The planet called earth has been a lonely
place for the women. You move across the continents and across the societies
and can see that the fair sex is treated more as some sort of asset than as
normal human being. Some societies, we feel, places the women on a higher
pedestal but that too is a ploy of the male-centric society to control the feminine
power. In India, it must be remembered, the Ganika
and Devdasi systems were also an
acceptable part of the same society which refers to women as Devi. In some
societies, especially in the Middle East, women are supposed to be the gifts of
God, so they should always be kept gift wrapped. The various kinds of burqas and veils were invented to keep
them covered.
The sound of women’s loneliness and the
eagerness to break free from the manacles of the male-centric social norms reverberate
in many of the stories of this collection of short stories by the seasoned
author Namita Gokhale.
‘Life in Mars’, the
opening story, tells us about the aloneness of Madhu Sinha, a widow and a
mother of three ‘duplicitous sons’ who have virtually abandoned her. As she is
fighting with her solitude and a debilitating illness, the arrival of Udit
Narain, a young man who feels chasing a girl or a job is sheer waste of time, suddenly
ignites a desire to live her life again. The author describes the dilemma as
well as the eagerness of a middle aged woman while planning to enter in to a
new relationship. The title story, The
Habit of Love, also has a widow as the protagonist. But unlike Madhu, the
main character of this story is not alone and has her daughters by her side but
that doesn’t stop her from grieving perpetually for the loss of her long dead husband.

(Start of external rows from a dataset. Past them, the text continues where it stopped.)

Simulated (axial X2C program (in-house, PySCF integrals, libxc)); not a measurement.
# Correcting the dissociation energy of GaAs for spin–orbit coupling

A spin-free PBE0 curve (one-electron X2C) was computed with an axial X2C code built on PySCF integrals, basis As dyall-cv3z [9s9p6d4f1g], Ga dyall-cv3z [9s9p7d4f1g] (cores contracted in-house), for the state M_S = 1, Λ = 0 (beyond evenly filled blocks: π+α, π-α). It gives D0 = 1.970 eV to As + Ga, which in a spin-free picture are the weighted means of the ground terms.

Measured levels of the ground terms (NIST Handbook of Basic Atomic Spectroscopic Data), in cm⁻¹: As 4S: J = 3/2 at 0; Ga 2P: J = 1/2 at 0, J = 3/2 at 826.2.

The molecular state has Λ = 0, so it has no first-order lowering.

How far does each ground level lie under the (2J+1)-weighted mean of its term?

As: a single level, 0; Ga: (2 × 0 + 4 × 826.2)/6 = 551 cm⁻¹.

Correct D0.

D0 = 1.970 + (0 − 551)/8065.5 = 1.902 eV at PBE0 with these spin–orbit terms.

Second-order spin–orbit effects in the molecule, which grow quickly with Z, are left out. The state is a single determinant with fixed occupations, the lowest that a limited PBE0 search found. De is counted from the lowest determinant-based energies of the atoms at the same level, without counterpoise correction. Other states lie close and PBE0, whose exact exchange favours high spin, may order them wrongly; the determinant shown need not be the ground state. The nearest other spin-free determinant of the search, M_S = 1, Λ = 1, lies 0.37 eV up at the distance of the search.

When she goes on a vacation with her daughters to Nepal, one of her daughters, after
seeing the mountain peaks, asks her: how
does a mountain know it is a mountain?’ Discomfited by the question she
travels back to her happy days and thinks of her husband who might have given a
perfect answer to this question. And there she realises how she has internalised
the pain she had received by losing her husband and how ‘the habit of grief’
has created walls between her and her daughters. The opening sentence of this
story is very thought-provoking and it reads: The habit of grief can be as insidious as the habit of love.
There is another outstanding story that comments upon the position of a
woman in our society. In ‘Love’s Mausoleum’, Malika is deserted by her husband
for not bearing any child for him. She visits Taj Mahal and discovers that Shahjahan
had built Taj Mahal for his favourite wife Mumtaz. And , she is outraged when the guide explains to her about
the tombs built outside the Taj Mahal by emperor Shahjahan for his two other
wives because (unlike Mumtaz) they were childless. Time has changed, but not
the attitude of male chauvinistic society, she angrily thinks.
There
are two stories which have two famous female characters from Mahabharata as
their protagonists. In one story, Kunti tells us about her dilemma to reveal
that Karna is her son. Kunti as mother craves to hug her first born but the
fear of social stigma is so huge that she let her son go. What if Kunti were a
man? In the other story a maid servant
of Qandhari, wife of king Dhrutrashtra, tells us about her queen’s struggle as
a woman, as a wife and as a mother. In both the stories, Kunti and Qandhari are
not portrayed as the larger than life mythological characters but as the
regular women who have their own set of dreams and insecurities.
Each
of the thirteen stories is written in Namita’s signature style.